Playing sounds with Python on a Raspberry Pi

Today I needed to play back an MP3 or WAV file through a USB audio device on a Raspberry Pi, in a Python script. "Should be easy!" I thought!

Clarence the Raspberry Pi Bell Slapper with USB audio output and speaker

Well, a couple hours later I decided to write this blog post to document the easiest way to do it, since I had to take quite a journey to get to the point where sound actually plays through the USB audio output.

The problem is most guides, like this simple one from Raspberry Pi's project site, assume two things:

  1. Your Raspberry Pi has a default sound device (e.g. 0) that works already
  2. You're running code interactively or in some way that it magically works without understanding how the underlying APIs work

The problem is, in my case, running a USB sound device off a headless Raspberry Pi Zero, neither of those assumptions were true.

Getting USB Audio working

The first step is to detect the USB audio device, and to tell your system to use it as the default audio device. There are other ways to detect and/or choose a specific device in the Python code itself, but it's easiest if you can just set the default system-wide and let Python use that default.

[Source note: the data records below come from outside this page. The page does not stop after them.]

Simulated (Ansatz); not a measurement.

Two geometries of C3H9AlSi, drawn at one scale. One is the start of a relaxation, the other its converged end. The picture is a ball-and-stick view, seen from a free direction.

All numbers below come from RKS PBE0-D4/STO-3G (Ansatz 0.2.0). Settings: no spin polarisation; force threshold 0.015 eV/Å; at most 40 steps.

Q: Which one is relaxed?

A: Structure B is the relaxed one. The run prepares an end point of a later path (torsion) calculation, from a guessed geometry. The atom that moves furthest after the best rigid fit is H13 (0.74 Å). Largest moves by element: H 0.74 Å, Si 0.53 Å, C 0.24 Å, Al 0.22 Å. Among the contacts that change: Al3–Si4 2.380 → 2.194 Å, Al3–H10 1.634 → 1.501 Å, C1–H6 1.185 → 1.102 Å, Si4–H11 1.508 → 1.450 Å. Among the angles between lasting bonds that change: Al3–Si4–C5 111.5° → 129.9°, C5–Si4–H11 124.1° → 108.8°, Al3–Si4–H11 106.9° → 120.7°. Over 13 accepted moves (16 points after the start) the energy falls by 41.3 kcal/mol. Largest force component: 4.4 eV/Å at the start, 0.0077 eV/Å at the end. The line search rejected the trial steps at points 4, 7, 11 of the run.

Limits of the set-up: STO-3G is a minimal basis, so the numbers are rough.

First, you need to make sure your sound device (in my case a little $9 Vantec NBA-120U adapter) is recognized. Run the following command, and you should see it listed as the device with 'USB' in the name:

$ cat /proc/asound/modules
 1 snd_usb_audio

Some Pi models will also show a 0 for a built-in device (e.g. the sound output on a model B version). By default, the ALSA (Advanced Linux Sound Architecture) audio system will try to use device 0, no matter what. To tell it to use device 1 (the snd_usb_audio device), you can configure either the global /etc/asound.conf file, or a user-local ~/.asoundrc file.

Inside one of those two files (I chose to configure the Pi user's ~/.asoundrc file), put the following contents:

pcm.!default {
        type hw
        card 1
}

ctl.!default {
        type hw
        card 1
}

This tells ALSA to default to card 1, the USB device. Now, to test that it's working, plug headphones or speakers into the output, and run:

$ speaker-test -c2 -twav -l7

You should start hearing sounds like "front left" and "front right" through your speakers or headphones.

Playing back sound with pygame.mixer

I had a simple "ding.wav" file that was the sound of a bell dinging, for my Raspberry Pi Bell Slapper project. I wanted to set it up so the Pi would not only ding a physical bell with a solenoid connected to the Pi's GPIO, but it also a ding sound through speakers so someone could hear the ding in another room.

Here's the minimal Python code required to play the file using pygame:

import pygame

pygame.mixer.init()
sound = pygame.mixer.Sound('/home/pi/ding.wav')
playing = sound.play()
while playing.get_busy():
    pygame.time.delay(100)

This requires pygame, which can be installed with pip3 install pygame. Pygame will also fail without the required mixer libraries, so you also need to run apt-get install libsdl2-mixer-2.0-0.

Once you've done that, you should be able to run the script (python3 play-sound.py), and it should play the file.

The while loop at the end is important—without it, the script will exit before the sound even gets a chance to play! That was the last bit that was missing from all the 'play sound with Python' tutorials I was seeing, and it's thanks to user1509818 that I found it.

Comments

Many thanks for this - as a Hardware Engineer this whole python stuff is mysterious and your great explanation above not only tells me what to do, but *why* and that is fantastic.

Cheers!

Glad you liked it :)

Too often I find forum posts or blog entries that just give a few steps or a code sample... but it's not as helpful as the full background, because almost always there will be one or two things you have to do differently, and it's annoying to have to re-learn all the things the OP had to learn!

If you're on Raspbian, instead of `pip3 install pygame` you can run `apt install python3-pygame` and get all the dependencies installed automatically.

Hey Jeff, thanks for the content. I'd be interested to see a little more exploration of the facilities available with pygame sound - like setting the volume, pausing, setting current position etc.

Whether I play sounds via VLC, OMXPlayer or this python program, on my RPi3B, it's almost inevitably muted for the first few seconds (have you experienced that?), so any audio-stream-readiness check available would also be of interest.

A link in 'Further Reading' would enable readers to delve further into Python sound, if I may suggest.